To have Quatrain and A Flock Descends into the Pentagonal Garden on CD is a cause for celebration. These are two of the composer's most sensuous and approachable works – written in 1975 and 1977, respectively. Quatrain might be thought of a single-movement concerto for quartet and orchestra. In this case, the quartet is the ensemble Tashi, whose members were Ida Kavafian (violin), Peter Serkin (piano), Fred Sherry (cello), and Richard Stoltzman (clarinet). A Flock Descends, like Quatrain, is essentially a long adagio in which rich textures and melodies unhurriedly unfold. Takemitsu's debts to Debussy and Messiaen are very clear in these two works. Ozawa and his Bostonians play them with the ultimate in understanding and tonal allure.

The remaining four works were written for chamber ensembles in the 1960s. Sacrifice, Ring (no relation to the popular Japanese film!), and Valeria form a trilogy. Stanza I is a free-standing work. These pieces show a more difficult and experimental aspect to the composer's output. Although they have not aged as well as the orchestral scores, there are many intriguing ideas and timbres here. (What keeps them most viable today, apart from the composer's workmanship, is their sincerity.) Of the four, Stanza I is the most interesting, with its almost jazzy episodes, and its vocal interjections. Very 60s, man! The performances and engineering have no shortcomings that I could discern.

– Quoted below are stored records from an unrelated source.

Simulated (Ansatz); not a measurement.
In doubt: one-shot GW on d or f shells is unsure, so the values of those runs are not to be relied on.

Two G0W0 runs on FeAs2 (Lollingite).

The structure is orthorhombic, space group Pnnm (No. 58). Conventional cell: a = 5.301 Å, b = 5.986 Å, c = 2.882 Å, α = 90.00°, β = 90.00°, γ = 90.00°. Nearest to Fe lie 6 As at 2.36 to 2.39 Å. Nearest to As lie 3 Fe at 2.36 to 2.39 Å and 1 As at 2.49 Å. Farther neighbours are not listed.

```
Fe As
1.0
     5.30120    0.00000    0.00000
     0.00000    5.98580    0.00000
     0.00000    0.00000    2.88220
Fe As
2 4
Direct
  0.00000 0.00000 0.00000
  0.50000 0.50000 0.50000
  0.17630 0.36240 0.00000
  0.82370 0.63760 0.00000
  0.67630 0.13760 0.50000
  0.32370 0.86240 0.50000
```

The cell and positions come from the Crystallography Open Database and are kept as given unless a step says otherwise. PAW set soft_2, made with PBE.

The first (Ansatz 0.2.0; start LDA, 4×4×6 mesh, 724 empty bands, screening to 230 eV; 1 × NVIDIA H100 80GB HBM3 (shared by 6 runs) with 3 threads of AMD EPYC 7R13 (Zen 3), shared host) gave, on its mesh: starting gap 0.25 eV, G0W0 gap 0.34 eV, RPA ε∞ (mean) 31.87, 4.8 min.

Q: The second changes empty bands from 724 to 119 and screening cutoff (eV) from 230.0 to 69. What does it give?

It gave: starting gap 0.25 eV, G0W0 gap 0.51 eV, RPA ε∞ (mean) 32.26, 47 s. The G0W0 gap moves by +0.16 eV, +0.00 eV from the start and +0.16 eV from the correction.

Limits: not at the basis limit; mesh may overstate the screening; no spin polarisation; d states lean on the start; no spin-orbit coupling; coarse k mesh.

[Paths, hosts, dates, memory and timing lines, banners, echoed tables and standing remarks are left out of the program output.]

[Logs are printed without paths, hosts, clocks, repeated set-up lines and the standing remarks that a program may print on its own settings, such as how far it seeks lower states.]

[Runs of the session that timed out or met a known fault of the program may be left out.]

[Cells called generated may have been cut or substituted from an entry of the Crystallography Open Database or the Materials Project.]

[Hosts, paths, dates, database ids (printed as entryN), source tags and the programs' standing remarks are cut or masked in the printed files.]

The second disc contains a number of shorter pieces, written between 1958 and 1974, for a variety of solo instruments or small ensembles. Similarly, the recordings were made in Japan between 1972 and 1975, and so it is understandable if this CD has a somewhat disjointed feel to it. The 1970s were an important decade for Takemitsu. It was around this time that it became clear that his music was making a mark not just in his native Japan, but also in Europe and the United States, and that Western musicians were willing to perform it.

This is probably not the best introduction to Takemitsu, as the sounds in these works can be challenging to listeners who don't readily take to modern classical music. (His lush orchestral scores – for example, Quatrain, A Flock Descends, and From Me Flows What You Call Time – are a better bet.) Still, Garden Rain, the work that gives this CD its omnibus title, is a gorgeous and very approachable meditation that is nearly eight minutes in length. It is played here by the Philip Jones Brass Ensemble, and what is particularly striking about it is its quietness and evenness – qualities one doesn't associate with brass instruments! It is as if there is a veil between us and the music, and the listener devotes all of his or her attention to seeing through it. Other works are at that era's cutting edge, even if they also seem a little dated today. Stanza II is for solo harp (Ursula Holliger – Heinz's wife) and prerecorded tape – there are both natural and generated sounds. All kinds of extended playing techniques are used in Voice, including speaking and singing into the flute – Aurèle Nicolet copes with this challenge, seemingly without embarrassment! All in all, this disc is something to dip into, not to hear straight through, but there's no lack of compositional skill or sensitivity here, and the performances (and the engineering) seem uniformly excellent.